We aim at exploiting parallelism in shared-memory multiprocessing systems, in order to speed up the execution time with as small redundancy in work as possible, for an elementary task that comes up frequently as a subroutine in the daily maintenance of large-scale time-dependent graphs representing real-world relationships or technological networks: the many-to-all time-dependent shortest paths (MATDSP) problem. MATDSP requires the computation of one time-dependent shortest-path tree (TDSPT) per origin-vertex and departure-time, from an arbitrary collection of pairs of origins and departure-times, towards all reachable destinations in the graph.

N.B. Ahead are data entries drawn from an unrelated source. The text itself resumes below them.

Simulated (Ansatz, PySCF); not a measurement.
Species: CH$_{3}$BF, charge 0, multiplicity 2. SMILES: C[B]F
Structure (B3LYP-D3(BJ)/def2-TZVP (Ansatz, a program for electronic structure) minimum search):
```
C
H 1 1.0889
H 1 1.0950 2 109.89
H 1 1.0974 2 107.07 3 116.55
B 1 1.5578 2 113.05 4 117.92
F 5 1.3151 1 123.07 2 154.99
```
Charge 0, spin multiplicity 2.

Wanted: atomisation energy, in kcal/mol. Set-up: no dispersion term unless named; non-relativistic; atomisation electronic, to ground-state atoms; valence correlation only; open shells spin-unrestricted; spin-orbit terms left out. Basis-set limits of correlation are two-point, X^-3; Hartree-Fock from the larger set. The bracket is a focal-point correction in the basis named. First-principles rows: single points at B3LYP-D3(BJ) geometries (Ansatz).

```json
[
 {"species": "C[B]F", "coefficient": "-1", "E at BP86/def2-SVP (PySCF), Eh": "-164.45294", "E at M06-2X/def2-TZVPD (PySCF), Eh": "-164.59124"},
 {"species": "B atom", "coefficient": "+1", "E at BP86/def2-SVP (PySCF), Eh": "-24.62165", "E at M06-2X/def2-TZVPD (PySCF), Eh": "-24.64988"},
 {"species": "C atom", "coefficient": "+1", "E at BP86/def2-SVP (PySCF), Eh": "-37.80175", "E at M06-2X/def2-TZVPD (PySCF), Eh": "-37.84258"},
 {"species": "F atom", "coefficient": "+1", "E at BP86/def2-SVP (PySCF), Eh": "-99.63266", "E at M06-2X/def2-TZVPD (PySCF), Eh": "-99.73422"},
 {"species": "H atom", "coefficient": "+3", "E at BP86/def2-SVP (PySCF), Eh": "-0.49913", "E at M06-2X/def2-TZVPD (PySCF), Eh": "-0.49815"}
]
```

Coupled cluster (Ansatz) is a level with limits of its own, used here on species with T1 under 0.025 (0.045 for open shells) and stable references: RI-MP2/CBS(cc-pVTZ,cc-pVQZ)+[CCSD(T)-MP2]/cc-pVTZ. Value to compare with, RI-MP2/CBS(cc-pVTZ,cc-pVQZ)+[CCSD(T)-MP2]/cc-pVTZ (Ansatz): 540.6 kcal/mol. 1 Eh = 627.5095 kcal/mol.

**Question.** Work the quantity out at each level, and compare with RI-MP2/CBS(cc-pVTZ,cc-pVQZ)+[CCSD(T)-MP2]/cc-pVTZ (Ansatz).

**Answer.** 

Our goal is to explore the potential and highlight the limitations of amorphous data parallelism, when dealing with MATDSP in multicore computing environments with a given amount of processing elements and a shared memory to exploit. Apart from speeding-up execution time, consumption of resources (and energy) is also critical. Therefore, we aim at limiting the work overhead for solving a MATDSP instance, as measured by the overall number of arc relaxations in shortest-path computations, while trying to minimize the overall execution time. Towards this direction, we provide several algorithmic engineering interventions for solving MATDSP concerning: (i) the compact representation of the instance; (ii) the choice and the improvement of the time-dependent single-source shortest path algorithm that is used as a subroutine; (iii) the way according to which the overall work is allocated to the processing elements; (iv) the adoption of the amorphous data parallelism rationale, in order to avoid costly synchronization among the processing elements while doing their own part of the work.

Our experimental evaluations, both on real-world and on synthetic benchmark instances of time-dependent road networks, provide insight how one should organize heavy MATDSP computations, depending on the application scenario. This insight is in some cases rather unexpected. For instance, it is not always the case that pure data parallelism (among otherwise totally independent processors) is the best choice for minimizing execution times. In certain cases it may be worthwhile to limit the level of data parallelism in favor of algorithmic parallelism, in order to achieve more efficient MATDSP computations.